Difference between revisions of "Polynomial Functions"

Introduction

Polynomials are one of the simplest collection of functions that we can understand. In this section we discuss the immediate consequences of the information given in a problem.

Definition

A polynomial function is a function given by a polynomial, ${\displaystyle f(x)=a_{n}x^{n}+a_{n-1}x^{n-1}+\ldots +a_{1}x+x_{0}{\text{ for }}n\geq 0{\text{ and }}a_{n},a_{n-1},\ldots a_{1},a_{0}}$ are numbers called coefficients. For this section we only care about ${\displaystyle a_{n}}$, which is called the leading coefficient and the parity of n, whether n is even or odd.

Example:

Two examles of polynomials are: ${\displaystyle x^{3}+-2x^{2}+x-5{\text{ and }}x^{4}-3x^{2}+9}$

Power Functions

Before we talk about polynomial we will discuss a simpler version, power functions. These are monomials of the form ${\displaystyle ax^{n}}$ where a ${\displaystyle \neq }$ 0 and n is a positive integer.

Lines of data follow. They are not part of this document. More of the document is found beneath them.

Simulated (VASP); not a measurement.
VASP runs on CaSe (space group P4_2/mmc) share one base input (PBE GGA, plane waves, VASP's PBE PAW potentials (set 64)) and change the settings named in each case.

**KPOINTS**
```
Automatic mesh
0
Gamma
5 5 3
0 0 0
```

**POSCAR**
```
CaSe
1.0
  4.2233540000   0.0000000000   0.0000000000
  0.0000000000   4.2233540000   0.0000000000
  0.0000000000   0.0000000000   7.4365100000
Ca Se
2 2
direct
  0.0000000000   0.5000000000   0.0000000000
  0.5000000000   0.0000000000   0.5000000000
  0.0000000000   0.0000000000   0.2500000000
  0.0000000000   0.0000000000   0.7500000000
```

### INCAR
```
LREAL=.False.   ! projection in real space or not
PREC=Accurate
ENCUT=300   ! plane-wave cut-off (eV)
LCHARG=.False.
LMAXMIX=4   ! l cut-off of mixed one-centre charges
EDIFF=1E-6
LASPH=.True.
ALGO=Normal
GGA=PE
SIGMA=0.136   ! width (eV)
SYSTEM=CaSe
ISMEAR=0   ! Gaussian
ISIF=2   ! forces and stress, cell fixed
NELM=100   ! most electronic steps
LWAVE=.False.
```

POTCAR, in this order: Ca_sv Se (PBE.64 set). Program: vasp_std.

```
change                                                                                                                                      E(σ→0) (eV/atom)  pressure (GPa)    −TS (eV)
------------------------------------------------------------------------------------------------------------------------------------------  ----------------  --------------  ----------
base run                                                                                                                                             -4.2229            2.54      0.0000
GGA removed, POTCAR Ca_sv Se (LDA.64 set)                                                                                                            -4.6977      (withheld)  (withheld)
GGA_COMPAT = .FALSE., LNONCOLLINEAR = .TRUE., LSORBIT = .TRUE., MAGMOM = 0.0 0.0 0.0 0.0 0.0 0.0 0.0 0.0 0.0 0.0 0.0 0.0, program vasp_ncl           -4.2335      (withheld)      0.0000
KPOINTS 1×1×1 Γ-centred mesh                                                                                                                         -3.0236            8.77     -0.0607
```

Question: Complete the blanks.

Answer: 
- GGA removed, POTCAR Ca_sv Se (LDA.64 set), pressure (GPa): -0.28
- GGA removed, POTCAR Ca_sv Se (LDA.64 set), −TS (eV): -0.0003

Properties: When n is even, that is ${\displaystyle f(x)=ax^{n}{\text{ for }}a>0}$ 1. f is an even function 2. Domain = ${\displaystyle (-\infty ,\infty )}$, while the range = ${\displaystyle [0,\infty )}$ 3. (-1, a), (0, 0), and (1, a) are always points on the graph of f.

When n is odd

1. f is an odd function 2. Domain = Range = <mat>(-\infty, \infty)</math> 3. The points (-1, -a), (0, 0), and (1, a) are always on the graph of f.

Zeros of a Polynomial Function

Definition: If f is a function, it does not have to be a polynomial, and r is a real number such that f(r) = 0, then r is called a real zero of f.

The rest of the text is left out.